Music is not just a hobby, why do we treat it like one?

I remember when I was choosing my GCSEs, the big hurdle for me was convincing my family that taking a creative subject was a good idea. Luckily, I was able to take music, but I know some people are held back by the stigma surrounding creatives. For me, taking music was one of the best decisions I made. The values of arts subjects can be seen both inside and outside of the classroom, which makes them as valuable as all other subjects at least.

One of the things I gained from taking music was confidence. I’ve never been a shy person, but the idea of getting up in front of my friends and performing was always a daunting one. But in music, right from year 7, I was encouraged to just give it a go, because what was the worst thing that could happen? And of course things went wrong, I remember the first piano competition I did, I completely missed a chord, and because I was performing from memory, it really threw me. But I tried again the next year, and it went better. It showed me that you can learn from mistakes, and also that a lot of people don’t even notice when you slip up, which is a comforting thought! Now I still get a bit nervous before a performance, but once I’m on the stage, it all disappears.Confidence on stage is a transferable skill, I’ve found that as I’ve performed more and more, it has become way easier to give presentations, run events, and simply just put my hand up in lessons.

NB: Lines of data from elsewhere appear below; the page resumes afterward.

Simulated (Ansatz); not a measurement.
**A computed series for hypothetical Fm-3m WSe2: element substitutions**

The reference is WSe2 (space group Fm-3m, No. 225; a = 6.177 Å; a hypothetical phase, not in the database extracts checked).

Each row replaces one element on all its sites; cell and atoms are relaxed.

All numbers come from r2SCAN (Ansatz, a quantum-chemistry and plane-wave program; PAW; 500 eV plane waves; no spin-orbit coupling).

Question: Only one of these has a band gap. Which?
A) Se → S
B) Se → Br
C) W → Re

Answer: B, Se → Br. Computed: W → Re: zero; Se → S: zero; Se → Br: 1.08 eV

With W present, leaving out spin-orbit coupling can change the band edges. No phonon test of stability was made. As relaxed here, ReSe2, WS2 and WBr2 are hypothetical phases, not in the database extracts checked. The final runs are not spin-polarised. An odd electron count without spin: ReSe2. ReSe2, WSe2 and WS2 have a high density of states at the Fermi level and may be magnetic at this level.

It’s also really helpful for other subjects. I had to learn how to compare two pieces of music, one of which I’d never heard before, and then write an analytical essay about them. This is a skill required for other subjects too, such as History sources, and English unseen extracts. Moreover, music has previously been used as a political tool, making it an important part of history. For example, whilst the British Empire was in full swing, music written by composers such as Elgar was often used as a way to earn the support of the public. The triumphant sound of trumpets, the military style beat from the drums, and the upbeat feel provided by the major keys used inspired a sense of nationalistic pride in Britain,  making it a type of propaganda. It’s easy to see here that the study of music can be used as a way to understand the past, showing its value to history.

Music also increased my ability to focus on one goal and work towards it. If there’s ever a piece I really want to nail, or scale that I just can’t seem to get the hang of, I make a conscious effort to set aside time to practise and work towards being able to do it. Over the last few years, I’ve learnt that I can apply that logic to my schoolwork too. It’s a skill I learnt early because I started piano aged 3, and right from the beginning I’ve seen that hard work and determination really pays off.

I also make loads of friends through music. By taking part in orchestra, choir, and other small ensembles, I’ve met girls from all across the school who I otherwise would never have known. The same thing happens in drama, and other subjects like DT and Textiles have exhibitions and group projects that allow you to bond with other people.

Creative subjects have for a long time been undervalued by the education system. Russell group universities created a list of facilitating subjects, which were essentially maths, sciences, english, humanities and languages. These subjects at A Level were valued higher than creative subjects, which as a result put people off taking them not only as an A Level but also as a GCSE. Between 2010 and 2018, there was a 10% drop in the number of arts subjects taken at GCSE, and a 5% drop in the number taking them at A Level. However, recently the Russell Group universities have stated that they are no longer going to use the system of facilitating subjects, but instead have created a website called Informed Choices (https://www.informedchoices.ac.uk/) which helps students find out what subjects will be most useful for their degree. However, whilst this means subjects such as Economics and Politics are being given more weighting, arts subjects are hardly listed as useful for any degree, aside from arts related ones. I think this is ridiculous, as it shows that many people are still not seeing the value of arts subjects, and how it is still not recognised that the skill base you get from taking music, art, or drama (to name a few) is one that  is useful for any subject.

The removal of the list of facilitating subjects has prompted a sudden call for the removal of the English Baccalaureate (EBacc). The EBacc was first introduced by government in 2011 as a performance measure for schools. It comprises a set of core subjects that are compulsory for all those taking the EBacc. These are English, maths, science (either double or triple award), a foreign language and either history or geography. This amounts to a minimum of seven GCSEs, and with the average number of GCSEs taken in 2016 being 8.6, it is inevitable that students in schools following the system of the EBacc who are less academic, and therefore choose to take less GCSEs will be held back from the arts subjects. It is important to note that the EBacc is popular amongst state schools, and whilst it is not compulsory, the latest conservative manifesto states they would like 75% of year 10 pupils to be studying the EBacc by 2025. The arts  provide an alternate route to academia, and so by removing the option to study arts subjects from students who potentially would benefit the most from them, they are being heavily disadvantaged.

It’s clear to see that the British education system has been rigged against the arts subjects, and it’s unfortunate that although efforts are being made to emphasise their value, there’s still stigma around taking these subjects to GCSE and A Level standards. I think they are so important, because not only do they enrich your learning experience within the curriculum, but they provide skills useful outside of the school environment. What I hope you take away from this is that arts subjects are undervalued, and since we’re lucky enough to go to a school that sees past the stereotypical view of these subjects, we should do what we can to show others how great the arts are.